New Plymouth’s Pukekura Park will chalk up three significant milestones this summer season.


On 6 November it will be 100 years since The Rec Board changed the park’s name from The Recreation Ground (or ‘The Rec’) to Pukekura Park.

Then on 28 January the Fernery and Display Houses will mark 80 years of operation, while on 25 February the TSB Bowl of Brooklands will have its 50th anniversary since it began with the first Festival of the Pines event.

“This anniversary season is a good time to reflect on the generations of people who have grown up enjoying the park and its major features over the decades,” says Curator Pukekura Park Chris Connolly.

“Pukekura Park is recognised nationally and internationally as a great example of a public park. Over the years it has won horticulture and event awards, and it has seen some of the biggest entertainers in the business on the Bowl’s stage.

“Yet it all started as a lake for public swimming. The park itself has grown over the years – both in size and in its plant collection – and its success is due to the commitment of successive councils, highly regarded curators and the general public to continually develop its potential,” he says.

When The Rec opened in 1876 it covered just 15ha – a little more than a quarter of the 52ha that comprise Pukekura Park today.

Over the following years the Pukekura Stream was dammed to create the main lake, a bathing shed was constructed for swimmers to change into their togs, a swamp was transformed into the sportsground, and Poet’s Bridge, the bandstand, the sportsground’s terraces and the fountain lake were built.

Then on 6 November 1907, an 18-line long and involved motion to adopt the name Pukekura Park was approved by The Rec Board, by four votes to five, after considerable argument by the board’s members.

By 7 December the Sports Ground Committee was referring to ‘the Pukekura Park Board’, and the 15 January 1908 meeting of the board was reported in The Taranaki Herald as ‘Notes from Pukekura Park’.

The Fernery and Display Houses with their unique connecting tunnels were built out of a gorse-tangled clay bank and opened to the public on 28 January 1928. The resulting facility is regarded as the best public display conservatory in New Zealand, and compares very favourably with major ones overseas, says Mr Connolly.

Meanwhile the idea of a sound shell for the park was raised by the Pukekura Park Committee in 1954 before it was later shelved – but two years later it was picked up again by New Plymouth public relations officer Eric Handbury.

Thousands of hours of volunteers’ time over several months in 1957 saw a large bowl-shaped valley containing a lake at the far end of the park gradually transformed into the Bowl of Brooklands.

Just four weeks before the first Festival of the Pines event was to start, 25 volunteers hoisted the soundshell into place, and the full stage was completed just two weeks before the festival opened.

That first Festival of the Pines ran for seven days, attracting 45,000 people to a line-up that included Irish tenor Patrick O’Hagen, ballet, an open-air theatre, a Miss Bowl of Brooklands contest, a massed choir and a concert by the National Orchestra. The orchestra’s show ended with Tchaikovsky’s 1812 overture with howitzers borrowed from the New Zealand Army, and fireworks giving a glorious display.

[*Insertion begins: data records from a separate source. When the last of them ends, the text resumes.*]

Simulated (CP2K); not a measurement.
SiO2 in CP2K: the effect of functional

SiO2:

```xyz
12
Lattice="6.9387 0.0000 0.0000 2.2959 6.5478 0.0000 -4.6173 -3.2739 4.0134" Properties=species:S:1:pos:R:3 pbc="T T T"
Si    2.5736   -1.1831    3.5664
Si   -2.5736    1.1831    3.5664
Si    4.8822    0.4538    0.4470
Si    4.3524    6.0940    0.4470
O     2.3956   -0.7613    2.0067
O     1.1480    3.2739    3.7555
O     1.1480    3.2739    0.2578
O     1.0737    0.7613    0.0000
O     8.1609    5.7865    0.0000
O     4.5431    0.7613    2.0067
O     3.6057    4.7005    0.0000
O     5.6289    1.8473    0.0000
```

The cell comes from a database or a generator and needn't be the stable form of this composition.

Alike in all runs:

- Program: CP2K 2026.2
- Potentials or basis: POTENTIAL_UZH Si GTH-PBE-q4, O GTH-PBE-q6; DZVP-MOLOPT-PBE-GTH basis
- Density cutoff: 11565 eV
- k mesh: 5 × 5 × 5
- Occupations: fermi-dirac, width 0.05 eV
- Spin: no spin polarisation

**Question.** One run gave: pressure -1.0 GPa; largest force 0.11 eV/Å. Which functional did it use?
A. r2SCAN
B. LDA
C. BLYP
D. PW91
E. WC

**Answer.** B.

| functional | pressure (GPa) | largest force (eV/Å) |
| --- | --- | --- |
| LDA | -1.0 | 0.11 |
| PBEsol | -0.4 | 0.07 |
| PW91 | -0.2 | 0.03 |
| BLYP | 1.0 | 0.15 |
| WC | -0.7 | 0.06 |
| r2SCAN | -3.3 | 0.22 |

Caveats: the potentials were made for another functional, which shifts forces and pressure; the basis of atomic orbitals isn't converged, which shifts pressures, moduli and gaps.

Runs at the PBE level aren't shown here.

The largest audience for a single concert at the Bowl was in 1968 when 17,500 people attended a Seekers concert. About 15,000 turned up for Split Enz in 1984, 10,000 for UB40 in 1989, 15,000 for Cliff Richard and Olivia Newton John in 1998 and 7,000 for Michael Crawford in 2006.

This concert season will be launched with one of the biggest names in the business, Elton John, performing his only New Zealand show at the TSB Bowl of Brooklands on 6 December. Meanwhile, Womad (World of Music, Arts and Dance) will return to the Bowl in March next year.

“Over the years the name Pukekura Park has become synonymous with large-scale, highly popular events that keep bringing people back year after year, such as the award-winning TSB Bank Festival of Lights,” says Mr Connolly.

“Everyone who works in the park today knows they have a huge legacy to live up to. They are the caretakers of this magnificent park, and they are working not just for today’s visitors but also for the generations of people to come.”

To celebrate the Fernery and Display House’s 80th anniversary, the first 80 visitors to the fernery during the week of 28 January will receive a free plant. The public are also encouraged to dress up in period costume and bring a picnic to the Hatchery Lawn on Wednesday 30 January and enjoy entertainment by The Ritz Big Band, playing music from the ’30s to the ’60s, from 7.30pm-10.00pm.
The 100th anniversary of the naming of Pukekura Park will be marked with a tree planting by people who have had a long association with the park.